The Supreme Court’s Judgment in Pimlico Plumbers and another v Gary Smith could spell an end to gig-economy ‘jobs loophole’ being used to avoid worker status. The Supreme Court’s dismissal of Pimlico’s recent appeal has confirmed that their workers are in fact just that: not the self-employed contractors that their contracts with Pimlico sought to label them as. This could have significant ramifications for several other high profile cases on the same subject.
Facts of the Pimlico case
Mr Smith had worked exclusively for Pimlico on a self-employed basis. After suffering a heart attack he sought to reduce his hours from 5 to 3 days per week; a request that was denied by Pimlico, ultimately resulting in his dismissal. Mr Smith made several claims to the Employment Tribunal for unfair and wrongful dismissal, entitlement to pay and discrimination. He has been successful at every stage of his claim including in the Employment Appeal Tribunal and Court of Appeal, having been found to be a worker under s230(3)(b) of the Employment Rights Act 1996 and being “in employment” for the purposes of the Equality Act 2010.

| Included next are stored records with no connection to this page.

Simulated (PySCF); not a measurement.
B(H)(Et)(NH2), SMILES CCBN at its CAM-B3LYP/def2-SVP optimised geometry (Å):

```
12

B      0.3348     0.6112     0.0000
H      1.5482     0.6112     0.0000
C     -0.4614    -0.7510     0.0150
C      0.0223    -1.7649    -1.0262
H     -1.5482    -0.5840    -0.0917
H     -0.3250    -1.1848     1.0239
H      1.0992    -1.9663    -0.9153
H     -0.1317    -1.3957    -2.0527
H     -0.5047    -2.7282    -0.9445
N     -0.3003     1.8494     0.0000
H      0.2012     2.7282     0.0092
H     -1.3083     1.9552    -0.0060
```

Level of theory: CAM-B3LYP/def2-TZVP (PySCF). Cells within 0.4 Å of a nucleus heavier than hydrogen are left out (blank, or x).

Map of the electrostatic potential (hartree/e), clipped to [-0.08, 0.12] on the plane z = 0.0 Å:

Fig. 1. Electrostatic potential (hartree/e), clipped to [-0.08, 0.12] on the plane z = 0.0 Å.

The significant factors for the Supreme Court in drawing the distinction between self-employed and worker status lay ultimately in the strict requirements that Pimlico placed upon its workers. All of these factors would indicate that Mr Smith worked for Pimlico, not that he was a supplier to them.
So what does this mean for Mr Smith? As a worker he is entitled to several rights not afforded to him as a self-employed contractor such as: statutory sick pay, protection for whistleblowing, protection from discrimination and statutory paid holiday – rights many people assume come as standard when working for a company.
The decision hinged on Mr Smith’s inability under his contract to reject work, his inability to make decisions on working hours. Ultimately the Supreme Court found Pimlico’s arguments that Mr Smith paid pay his own tax and used his own tools to complete work unconvincing as justification that he was genuinely self-employed. Whilst Mr Smith was required to provide his own tools, the job had to be carried out whilst wearing a branded uniform and driving a branded van, fitted with GPS. Workers are generally required to provide a personal service but Pimlico allowed its plumbers to swap jobs. Pimlico insisted this proved Mr Smith was self-employed, however the ability to swap shifts was only within the pool of plumbers working for Pimlico at any given time. Mr Smith’s ability to reject work and negotiate hours was hampered by a secondary contract requesting he work a minimum of 40 hours per week. Ultimately the control exercised by Pimlico overwhelmed the credibility of its contract which did not reflect the reality of the situation, a common theme in all of these related worker cases.
Consequences for the gig- economy
With the surge in gig-economy related opportunities of late, exploiting technological advancements the law is playing catch up and high profile cases on workers’ rights such as Uber, Addison Lee and CitySprint are starting to close in on this fast growing market. A Supreme Court decision sets a strong precedent in advance of Uber’s upcoming appeal. The gig economy won’t be stopped in its tracks by this decision but the brakes are certainly being applied.